As an anomaly detection algorithm, the Isolation Forest took as training data all the traffic to the Vietnamese websites over a normal two-week period. To evaluate its performance, we created a testing dataset by partitioning out a selection of this data (assumed to represent benign traffic), and combining this with the set of all requests coming from IPs flagged by the Deflect platform’s current banning tool, Banjax (assumed to represent malicious traffic). There are a number of tunable parameters in the Isolation Forest algorithm, such as the number of trees in the forest, and the assumed contamination with anomalies of the training data. Using the testing data, we performed a gridsearch over these parameters to optimize the model’s accuracy.

Replaying the Attacks

The model chosen for use in this report has a precision of 0.90, a recall of 0.86, and a resultant f1 score of 0.88, when evaluated on the testing dataset formulated from the Vietnamese website traffic, described above. If we take the Banjax bans as absolute truth (which is almost certainly not the case), this means that 90% of the IPs predicted as anomalous by Baskerville were also flagged by Banjax as malicious, and that 88% of all the IPs flagged by Banjax as malicious were also identified as anomalous by Baskerville, across the attacks considered in the Vietnamese report. This is demonstrated visually in the graph below, which shows the overlap between the Banjax flag and the Baskerville prediction (-1 indicates malicious, and +1 indicates benign). It can be seen that Baskerville identifies almost all of the IPs picked up by Banjax, and additionally flags a fraction of the IPs not banned by Banjax.

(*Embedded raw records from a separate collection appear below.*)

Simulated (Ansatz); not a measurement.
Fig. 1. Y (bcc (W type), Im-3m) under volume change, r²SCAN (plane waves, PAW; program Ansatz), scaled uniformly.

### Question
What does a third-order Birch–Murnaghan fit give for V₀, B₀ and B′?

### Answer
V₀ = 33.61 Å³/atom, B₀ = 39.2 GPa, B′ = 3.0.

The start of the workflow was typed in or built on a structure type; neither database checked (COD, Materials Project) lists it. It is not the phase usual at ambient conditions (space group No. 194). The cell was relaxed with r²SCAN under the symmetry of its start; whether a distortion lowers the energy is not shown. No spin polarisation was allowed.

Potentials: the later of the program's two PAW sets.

Figure 3: The overlap between the Banjax results (x-axis) and the Baskerville prediction results (colouring). Where the Banjax flag is -1 and the prediction colour is red, both Banjax and Baskerville agree that the request set is malicious. Where the Banjax flag is +1 and the prediction colour is blue, both modules agree that the request set is benign. The small slice of blue where the Banjax flag is -1, and the larger red slice where the Banjax flag is +1, indicate request sets about which the modules do not agree.

The performance of the model can be broken down across the different attack time periods. The grouped bar chart below compares the number of Banjax bans (red) to the number of Baskerville anomalies (green). In general, Baskerville identifies a much greater number of request sets as being malicious than Banjax does, with the exception of the 17th April attack, for which Banjax picked up slightly more IPs than Baskerville. The difference between the two mitigation systems is particularly pronounced on the 13th and 15th June attacks, for which Banjax scarcely identified any malicious IPs at all, but Baskerville identified a high proportion of malicious IPs.

Figure 4: The verdicts of Banjax (left columns) and Baskerville (right columns) across the 6 attack periods. The red/green components show the number of request sets that Banjax/Baskerville labelled as malicious, while the blue/purple components show the number that they labelled as benign. The fact that the green bars are almost everywhere higher than the red bars indicates that Baskerville picks up more traffic as malicious than does Banjax.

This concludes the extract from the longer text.